F.softmax output is NaN, resolved using Temperature

Part 1 (2020)
1

Hi there,
I’m trying to implement a NN for the complete MNIST set as suggested at the end for chapter 4.

I’ve almost done, but I’ve a problem with the last layer of the model, the F.softmax method.
Sometimes the output tensor from softmax contains NaN (not a number), while debugging I’ve seen that the input tensor for the softmax contains very large values, and the exponential inside the softmax transform those values to Infinite, and the final resulting value is NaN

For example, first epoch, first line of input tensor for softmax

tensor([[1.1537e-10, 3.7890e-33, 1.0000e+00, …, 6.8583e-22, 1.9325e-11,
2.3996e-06], etc.], grad_fn=)

the output is

tensor([[nan, nan, nan, …, nan, nan, nan], etc.])

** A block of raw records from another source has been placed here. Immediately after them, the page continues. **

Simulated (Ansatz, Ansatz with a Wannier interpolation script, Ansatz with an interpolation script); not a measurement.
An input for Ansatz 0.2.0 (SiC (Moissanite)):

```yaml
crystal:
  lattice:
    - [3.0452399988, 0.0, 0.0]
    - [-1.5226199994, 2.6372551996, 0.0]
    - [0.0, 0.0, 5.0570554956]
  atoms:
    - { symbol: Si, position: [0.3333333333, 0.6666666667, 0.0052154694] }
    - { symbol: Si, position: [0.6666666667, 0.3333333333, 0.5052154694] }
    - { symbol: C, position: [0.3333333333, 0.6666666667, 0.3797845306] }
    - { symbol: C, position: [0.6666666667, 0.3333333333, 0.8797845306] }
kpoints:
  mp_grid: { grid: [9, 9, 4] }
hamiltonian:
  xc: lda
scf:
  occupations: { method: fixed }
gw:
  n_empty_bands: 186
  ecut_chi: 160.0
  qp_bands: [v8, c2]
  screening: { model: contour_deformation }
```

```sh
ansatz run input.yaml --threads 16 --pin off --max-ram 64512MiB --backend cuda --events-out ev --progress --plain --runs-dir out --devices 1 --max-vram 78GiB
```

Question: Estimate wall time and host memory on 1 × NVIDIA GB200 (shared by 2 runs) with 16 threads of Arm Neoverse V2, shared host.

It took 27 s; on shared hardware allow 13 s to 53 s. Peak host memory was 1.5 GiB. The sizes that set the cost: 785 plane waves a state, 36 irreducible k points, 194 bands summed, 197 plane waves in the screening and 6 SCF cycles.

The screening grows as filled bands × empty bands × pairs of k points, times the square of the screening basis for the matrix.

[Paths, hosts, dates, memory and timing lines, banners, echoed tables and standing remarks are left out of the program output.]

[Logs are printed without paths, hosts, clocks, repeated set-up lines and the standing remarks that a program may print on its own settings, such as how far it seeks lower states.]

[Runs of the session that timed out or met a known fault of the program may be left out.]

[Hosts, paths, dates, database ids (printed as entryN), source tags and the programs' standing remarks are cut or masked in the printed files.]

I’ve resolved by writing my own softmax implementation:

def softmax(preds):
  temperature = 90
  ex = torch.exp(preds/temperature)
  return ex / torch.sum(ex, axis=0)

The key point I think is the temperature, I’ve set it to 90 because I’ve seen that the highest value in preds is 90 more or less, i think it acts like, i don’t know, it smooths the input preds… :man_shrugging:

BUT WHY I had to write my own softmax and F.softmax didn’t work for me?

The accuracy using F.softmax
0.0997
0.0997
0.0997
0.0997

0.0097

The accuracy using my own softmax

0.2326
0.3363
0.4134
0.4734

0.7333
0.7431
0.7548

2

This is called the log-sum trick, and this is one of the reasons why we compute the CrossEntropy with the activation at the same time. (cross entropy with logits).
Would you mind sharing the network you are using.
Probably it is missing some normalization.

3

thanks @tcapelle
the model is very simple

def model(x):
  res = x@w1 + b1
  res = res.max(tensor(0.0)) # ReLU
  res = res@w2 + b2
  res = softmax(res) # MY SOFTMAX MY SOFTMAX MY SOFTMAX
  return res

def softmax(preds):
  temperature = 90
  ex = torch.exp(preds/temperature)
  return ex / torch.sum(ex, axis=0)
4

And you train this with wich loss func?
You can remove the softmax from your func and use CrossEntropy directly (it contains the logits)

5

To learn better the training process I tried to wrote the cross-entropy loss function:

def loss_func(pred, y):
  global num_classes
  target = torch.nn.functional.one_hot(y, num_classes)
  return -torch.sum(target * torch.log(pred))

@tcapelle however the NaN issue occurs even at the first epoch, before the first loss evaluation.